Scoring Edit Impact in Grammatical Error Correction via Embedded Association Graphs
This addresses the need for scalable evaluation in GEC, where multiple valid corrections exist, but it is incremental as it builds on existing meta-evaluation approaches.
The paper tackles the problem of automatically scoring the importance of edits in Grammatical Error Correction (GEC) by proposing a new task and a framework based on embedded association graphs, which outperforms baselines across multiple datasets, languages, and systems.

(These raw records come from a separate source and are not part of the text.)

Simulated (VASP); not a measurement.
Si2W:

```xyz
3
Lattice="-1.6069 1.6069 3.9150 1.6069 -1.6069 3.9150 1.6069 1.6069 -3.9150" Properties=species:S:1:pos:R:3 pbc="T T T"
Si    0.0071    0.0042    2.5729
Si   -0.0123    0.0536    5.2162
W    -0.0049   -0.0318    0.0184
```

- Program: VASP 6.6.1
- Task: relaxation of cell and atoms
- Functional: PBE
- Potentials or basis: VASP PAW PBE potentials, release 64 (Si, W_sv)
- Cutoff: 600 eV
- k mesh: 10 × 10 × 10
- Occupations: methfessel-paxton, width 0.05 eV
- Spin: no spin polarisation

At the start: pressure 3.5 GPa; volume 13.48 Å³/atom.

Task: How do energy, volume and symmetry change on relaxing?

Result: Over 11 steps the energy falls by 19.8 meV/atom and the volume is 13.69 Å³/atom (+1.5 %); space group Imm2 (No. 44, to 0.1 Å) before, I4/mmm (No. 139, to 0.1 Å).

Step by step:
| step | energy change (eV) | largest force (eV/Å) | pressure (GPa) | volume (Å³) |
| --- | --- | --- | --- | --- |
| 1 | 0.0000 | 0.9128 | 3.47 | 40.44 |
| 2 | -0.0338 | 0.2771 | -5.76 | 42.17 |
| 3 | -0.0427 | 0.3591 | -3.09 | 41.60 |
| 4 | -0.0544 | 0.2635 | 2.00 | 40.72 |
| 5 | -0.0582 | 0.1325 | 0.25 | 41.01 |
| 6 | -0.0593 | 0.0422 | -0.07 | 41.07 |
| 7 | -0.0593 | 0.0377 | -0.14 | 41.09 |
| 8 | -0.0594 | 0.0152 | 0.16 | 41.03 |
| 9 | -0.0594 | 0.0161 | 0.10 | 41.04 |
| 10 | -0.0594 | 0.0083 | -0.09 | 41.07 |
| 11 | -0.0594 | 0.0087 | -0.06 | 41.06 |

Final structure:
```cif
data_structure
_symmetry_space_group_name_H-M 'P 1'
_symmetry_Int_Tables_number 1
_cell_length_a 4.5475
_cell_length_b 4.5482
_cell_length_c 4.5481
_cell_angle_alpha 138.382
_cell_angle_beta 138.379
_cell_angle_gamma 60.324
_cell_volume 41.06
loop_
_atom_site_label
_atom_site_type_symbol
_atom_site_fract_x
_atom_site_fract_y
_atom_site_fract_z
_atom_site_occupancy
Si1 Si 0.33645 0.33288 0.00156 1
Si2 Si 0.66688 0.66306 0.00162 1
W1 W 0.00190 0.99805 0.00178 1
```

A Grammatical Error Correction (GEC) system produces a sequence of edits to correct an erroneous sentence. The quality of these edits is typically evaluated against human annotations. However, a sentence may admit multiple valid corrections, and existing evaluation settings do not fully accommodate diverse application scenarios. Recent meta-evaluation approaches rely on human judgments across multiple references, but they are difficult to scale to large datasets. In this paper, we propose a new task, Scoring Edit Impact in GEC, which aims to automatically estimate the importance of edits produced by a GEC system. To address this task, we introduce a scoring framework based on an embedded association graph. The graph captures latent dependencies among edits and syntactically related edits, grouping them into coherent groups. We then perform perplexity-based scoring to estimate each edit's contribution to sentence fluency. Experiments across 4 GEC datasets, 4 languages, and 4 GEC systems demonstrate that our method consistently outperforms a range of baselines. Further analysis shows that the embedded association graph effectively captures cross-linguistic structural dependencies among edits.